Prey for the Living
Credits: Louise Simonson (plot), Fabian Nicieza (script), Rob Liefeld (penciler), Hilary Barta (inker), Rick Parker (letters), Mike Rockwitz (colors)
Summary: The team follows Rictor into the Morlock Tunnels, as Caliban and Sabretooth continue their fight. When the team interferes, Sabretooth runs off with Rictor as a captive. Rictor discovers a new manifestation of his powers and frees himself from Sabretooth. Suddenly, Masque and the remaining Morlocks enter, demanding Sabretooth be left to their justice. Caliban returns, breaks Sabretooth’s back, and apparently kills him. The team returns home, although Caliban is determined that one day they must be tested. Later, Rictor secretly spies on Cable training in the Danger Room and develops a new respect for him.
- This issue marks Cable’s first meeting with Masque, although the rivalry between them doesn’t develop until the end of New Mutants’ run, after Cable takes Feral in.
- All of Calban’s talk of mutants being tested and prepared for the future comes from his association with Apocalypse, which defined the character during this era.
- Liefeld once again draws Caliban without a mouth, or even a lower jaw, for reasons I can’t begin to understand.
Creative Differences: When Rictor is recuperating at home, all of the dialogue between him and the team has been re-lettered. Their conversation simply reiterates Rictor’s insecurities in the Danger Room from the previous issue.
I Love the '90s: Boom-Boom refers to Cable as a “bohunk,” although I think that’s more specifically Nicieza slang than ‘90s slang. She later references her crush on Johnny Depp, a line that’s aged surprisingly well.
Review: Is this the first Liefeld/Nicieza in-your-face jam? I believe so. Louise Simonson has stated in interviews that Liefeld preferred Nicieza to her as writer on New Mutants, which eventually led to her departure, although I don’t know if Liefeld was openly campaigning for Nicieza at this point. If Nicieza wasn’t hired as the guest scripter this issue at Liefeld’s request, I’d be curious to know why Bob Harras selected him. Was it a case of hiring someone within the office who could get the job done on time, or did Harras always consider Nicieza a potential regular for the mutant titles? I have to admit that Nicieza’s script suits Liefeld’s sensibilities more than Simonson’s, although he is prone to some laughably melodramatic lines. (Caliban: “You can rake at me all you want with your claws and your barbaric fervor, Sabretooth -- but for one such as Caliban, who has weathered the agonies of physical reformation and the ravages of self-distress to find a purpose in life -- your mania is as unto a gentle breeze against a granite cliff!” All of this is said while Caliban lands one punch on Sabretooth, by the way.)

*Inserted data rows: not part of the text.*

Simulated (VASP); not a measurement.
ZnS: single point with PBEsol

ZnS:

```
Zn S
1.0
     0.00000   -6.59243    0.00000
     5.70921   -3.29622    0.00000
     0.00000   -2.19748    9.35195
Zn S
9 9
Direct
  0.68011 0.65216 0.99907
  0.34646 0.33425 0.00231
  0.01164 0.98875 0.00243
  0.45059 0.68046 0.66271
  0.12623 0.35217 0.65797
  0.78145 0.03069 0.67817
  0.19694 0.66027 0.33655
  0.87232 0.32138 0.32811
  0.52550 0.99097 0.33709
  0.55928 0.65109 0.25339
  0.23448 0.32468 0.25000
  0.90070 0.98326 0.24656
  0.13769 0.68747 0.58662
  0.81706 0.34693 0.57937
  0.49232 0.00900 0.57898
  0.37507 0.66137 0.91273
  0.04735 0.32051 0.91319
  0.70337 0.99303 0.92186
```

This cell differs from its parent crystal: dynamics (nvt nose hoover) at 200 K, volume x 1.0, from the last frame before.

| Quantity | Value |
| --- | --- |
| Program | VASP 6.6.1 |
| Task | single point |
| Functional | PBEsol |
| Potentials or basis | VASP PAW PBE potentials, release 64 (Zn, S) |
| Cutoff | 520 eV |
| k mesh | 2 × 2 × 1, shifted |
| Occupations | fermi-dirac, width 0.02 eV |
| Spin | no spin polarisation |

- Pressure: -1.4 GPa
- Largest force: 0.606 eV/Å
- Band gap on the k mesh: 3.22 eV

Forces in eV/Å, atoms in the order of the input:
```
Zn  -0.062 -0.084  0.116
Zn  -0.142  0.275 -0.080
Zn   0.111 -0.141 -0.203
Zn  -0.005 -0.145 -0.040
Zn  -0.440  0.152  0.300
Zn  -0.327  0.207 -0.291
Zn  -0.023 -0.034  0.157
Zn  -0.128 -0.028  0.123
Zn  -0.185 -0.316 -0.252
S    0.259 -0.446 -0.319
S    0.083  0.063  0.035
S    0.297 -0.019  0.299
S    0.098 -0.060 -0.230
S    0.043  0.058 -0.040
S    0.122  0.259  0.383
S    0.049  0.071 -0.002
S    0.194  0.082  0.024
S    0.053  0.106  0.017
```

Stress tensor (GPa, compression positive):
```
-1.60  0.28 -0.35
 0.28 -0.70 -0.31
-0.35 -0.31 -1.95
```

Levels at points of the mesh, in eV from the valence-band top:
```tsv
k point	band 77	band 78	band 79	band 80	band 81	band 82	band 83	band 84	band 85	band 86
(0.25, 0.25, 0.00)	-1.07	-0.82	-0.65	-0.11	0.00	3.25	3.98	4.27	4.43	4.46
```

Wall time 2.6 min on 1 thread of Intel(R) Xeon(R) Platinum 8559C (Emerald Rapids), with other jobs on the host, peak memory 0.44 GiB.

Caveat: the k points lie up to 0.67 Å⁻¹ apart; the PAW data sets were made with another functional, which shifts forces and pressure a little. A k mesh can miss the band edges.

In terms of story, this doesn’t advance the ongoing MLF or Freedom Force plotlines one inch, nor is Cable given any shocking revelations this issue. The only lasting significance of the story would be Cable emotionlessly allowing the Morlocks to kill Sabretooth, which is a precursor to the cold-hearted, virtually amoral Cable that Liefeld and Nicieza’s X-Force will bring us. Of course, even at this stage, no one thought that Sabretooth was truly dead, so the mercilessness of Cable’s decision was already muted.
As for the art, this has to be Liefeld’s weakest issue yet. Hilary Barta doesn’t seem to know what to do with Liefeld’s pencils, as many pages are inconsistently inked with bold and thin lines, other pages have a manga influence, and some pages just look blurry. It’s hard to fault Barta’s work, though, considering that Liefeld’s influences are all over the place and it’s not as if anyone’s developed a standard method for inking his pencils. It’s possible that the inconsistent look of the title helped convince Bob Harras to allow Liefeld to ink his own pencils, which will create its own set of issues later on.